Again, this is a story, but due to its nature the humans it depicts are never more than names. The alien, however, is as real as you could wish. The last sentence is a little intense, though, not to say unsavoury.

Arrhythmia by Neil Williamson

In a Britain which is reminiscent of the early- to mid-20th century with concomitant working practices and social attitudes yet still has room for Top Of The Pops, Steve whiles away his days at the factory and yearns for the company of Sandra, who is sometimes assigned to work alongside him.

The factory runs to the tune of the Governor. Literally. The assembly line moves in time with piped music – as if Music While You Work was a control mechanism. In fact so suffused with music is this story it even begins with an anacrusis.

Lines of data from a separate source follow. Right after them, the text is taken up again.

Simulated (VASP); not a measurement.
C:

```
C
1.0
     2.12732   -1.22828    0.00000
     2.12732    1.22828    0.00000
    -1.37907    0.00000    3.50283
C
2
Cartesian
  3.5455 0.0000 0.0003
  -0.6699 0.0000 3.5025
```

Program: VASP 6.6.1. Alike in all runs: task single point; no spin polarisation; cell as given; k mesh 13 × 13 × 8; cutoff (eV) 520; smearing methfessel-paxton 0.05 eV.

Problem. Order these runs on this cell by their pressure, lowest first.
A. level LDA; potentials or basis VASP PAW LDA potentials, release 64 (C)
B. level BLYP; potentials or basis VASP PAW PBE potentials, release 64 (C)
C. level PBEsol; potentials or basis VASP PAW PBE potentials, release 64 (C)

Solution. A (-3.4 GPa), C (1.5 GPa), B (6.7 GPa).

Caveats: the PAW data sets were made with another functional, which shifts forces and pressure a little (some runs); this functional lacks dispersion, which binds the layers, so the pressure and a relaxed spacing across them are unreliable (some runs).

The key event is when Sandra gives Steve a copy of a vinyl single by the singer Arrythmia, whose iconoclastic attitude encourages rebelliousness.

As I almost said in my review of the anthology it came from, Music For Another World, this story could perhaps have been titled 1984: The Musical. Arrythmia doesn’t suffer too much by that comparison.

BSFA Mailing

The latest BSFA mailing dropped onto my doormat today.

As well as the usual review magazine, Vector, which (unusually, since I’m normally slow at catching up with the latest thing) contains reviews of three books I’ve already read – Hannu Rajaniemi’s The Quantum Thief which I reviewed for Interzone, Ken MacLeod’s The Restoration Game and Ian McDonald’s The Dervish House – the envelope also spilled forth the A4 magazine of those short stories on the ballot for the BSFA Awards for 2010 and an A5 booklet published as a memorial to Robert Holdstock.

Apart from the book reviews this edition of Vector is a special Stephen Baxter issue.

Much of my reading for March is now more or less scheduled. As well as the short stories mentioned above, I have one more of the five novels shortlisted in the BSFA Award novel category in my to be read pile. I’ve just finished Paolo Bagicalupi’s The Windup Girl – review to come. For my thoughts on Ken MacLeod’s The Restoration Game and Ian McDonald’s The Dervish House see previous posts. Tricia Sullivan’s Lightborn awaits. Only Lauren Beukes’s Zoo City will escape my attention.

In addition Interzone has sent me Dominic Green’s Smallworld to review by the end of March. Busy, busy.

The Restoration Game by Ken Macleod

Orbit, 2010. 303 p.

MacLeod’s last novel had, as well as the usual SF, elements of the police procedural to it, not to mention a setting which featured Edinburgh heavily. In this book he mixes SF with the espionage thriller and makes an excellent fist of the spy novel aspect. Is he thinking of moving away from the genre?

In the one time Caucasian Autonomous Region of Krassnia, one of those strange enclaves of the former Soviet Union where ethnic strife both within it and with its neighbours was just waiting to break out when that state disintegrated, there is a mountain which hides a secret. A secret which when filmed in 1952 put the fear of God into Stalin and Beria. Krassnia has for centuries been divided between its habitual rulers the Vrai and the underling Krassnars. The mountain is said to hold the secret of the red-haired Vrai and bad things happen to ordinary Krassnars who venture there. (I pondered the significance of vrai being the French word for true but couldn’t work out if there was any.)

Despite her being a US citizen currently living in Edinburgh – again a welcome setting for part of a MacLeod novel – Luciane Stone’s family has been tangled up in Krassnian affairs (the word is apposite) for four generations; indeed she was born and schooled there. In her job with an Edinburgh computer game company she has incorporated almost all the Krassnian folklore that she learned at her mother’s knee into their latest project “Dark Britannia.” Cue much speculation regarding simulations and simulacra. Another game project in hand is of a timeline where the Spartacus revolt in ancient Rome was not crushed. As a consequence Rome did not fall in the fifth century and the industrial revolution occurred much earlier than in Lucy’s world. The Romans reach Mars.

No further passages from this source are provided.